Monday, March 8, 2010

Privacy vs Security at RSA conference

Brian Prince of eWeek Europe reports that U.S. Cyber Defense experts agreed on two things: U.S. cyber security needs beefing up, and doing that while protecting privacy won't be easy. Former head of U.S. Homeland Security Michael Chertoff saw the situation as a balancing act:
“You don’t want necessarily to have the government literally sitting there and operating the internet and opening and closing doors because it’s not hard to imagine a situation like you have in other countries where someone makes a decision that the threat isn’t just an attack by a botnet but an attack on ideas the government doesn’t like. So the key is to build a system that allows a sharing of information that does put on critical infrastructure a responsibility to maintain itself…but preserves a certain gate between them and a certain amount of accountability so that the government can’t simply just roughshod over the privacy.”

That's an important statement - and one that very neatly sums up the difficulty of providing security while maintaining privacy. The rest of the panel discussion showed a real concern and understanding of the importance - and complexity - of maintaining privacy while ensuring security.

Chertoff was one of a three member panel. The other two members were Marc Rotenberg, executive director of the Electronic Privacy Information Center ( EPIC ), and former special advisor on Cyber Security for George W. Bush, Richard Clarke. Richard Clarke is now chairman of Good Harbor Consulting. To be honest, I was a little surprised at the attitude shown by Mr. Chertoff and Mr. Clark. Hearing Mr. Chertoff, co-author of the Patriot Act, talk about the importance of limiting governments ability to invade citizens online privacy was unexptected.

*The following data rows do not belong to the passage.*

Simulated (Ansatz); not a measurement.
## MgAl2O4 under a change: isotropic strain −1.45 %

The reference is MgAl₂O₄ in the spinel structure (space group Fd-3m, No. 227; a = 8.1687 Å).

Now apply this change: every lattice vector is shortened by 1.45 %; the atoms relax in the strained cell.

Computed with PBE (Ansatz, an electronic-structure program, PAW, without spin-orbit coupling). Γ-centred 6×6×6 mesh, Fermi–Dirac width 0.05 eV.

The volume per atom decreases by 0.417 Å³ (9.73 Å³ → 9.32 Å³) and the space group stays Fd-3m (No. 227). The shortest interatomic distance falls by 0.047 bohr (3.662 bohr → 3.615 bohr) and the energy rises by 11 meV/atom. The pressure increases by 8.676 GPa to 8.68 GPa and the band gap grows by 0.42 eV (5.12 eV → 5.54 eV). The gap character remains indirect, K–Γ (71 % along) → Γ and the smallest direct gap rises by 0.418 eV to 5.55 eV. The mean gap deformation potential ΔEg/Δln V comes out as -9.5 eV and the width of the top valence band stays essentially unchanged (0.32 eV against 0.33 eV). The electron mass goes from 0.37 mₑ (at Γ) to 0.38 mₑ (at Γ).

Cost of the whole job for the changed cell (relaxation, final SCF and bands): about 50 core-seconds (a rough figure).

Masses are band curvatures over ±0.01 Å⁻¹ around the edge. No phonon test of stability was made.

Of course, not everything they said was so pretty. Clark wants a system that is flexible enough that it isn't compromised when some companies don't keep up with the latest patches and malware protections. His idea? Have Tier 1 ISP's do deep packet inspection to detect illicit activity. This is just a liiiiiittle bit contradictory to Mr. Chertoffs statement above. Deep packet inspection would mean they see everything everybody does that goes through a Tier 1 ISP. A lot of traffic will never hit a Tier 1 ISP, but the fact that US citizens would be being treated as criminals with no evidence that they are would be a major constitutional problem. Of course, it should be a major constitutional problem with the nationwide phone tapping that's still going on, and we know how that went. Not surprising at all that Rotenberg saw a slippery slope, "If we go down this road you really have to be very careful because one rationale easily collapses into another."

It was encouraging that Clarke felt the U.S. government had discredited itself over the past ten years where privacy is concerned. He also felt that the agency best equipped to protect the country, both military and civilian, is the NSA. But in an amazing twist, he feels that the NSA is not the agency that should be protecting the private sector. The problem is, there isn't anyone looking out for the private sector:
“The problem is right now no one is defending the private sector,” he continued. “The theory of the Obama administration seems to be cyber-command defends the military, DHS (Department of Homeland Security) – which can’t do it yet – defends the .gov community, and the rest of us are on our own.”

As scary as that is, it's better than being watched by the NSA. And I'm happy that all three panel members seem to agree with that sentiment.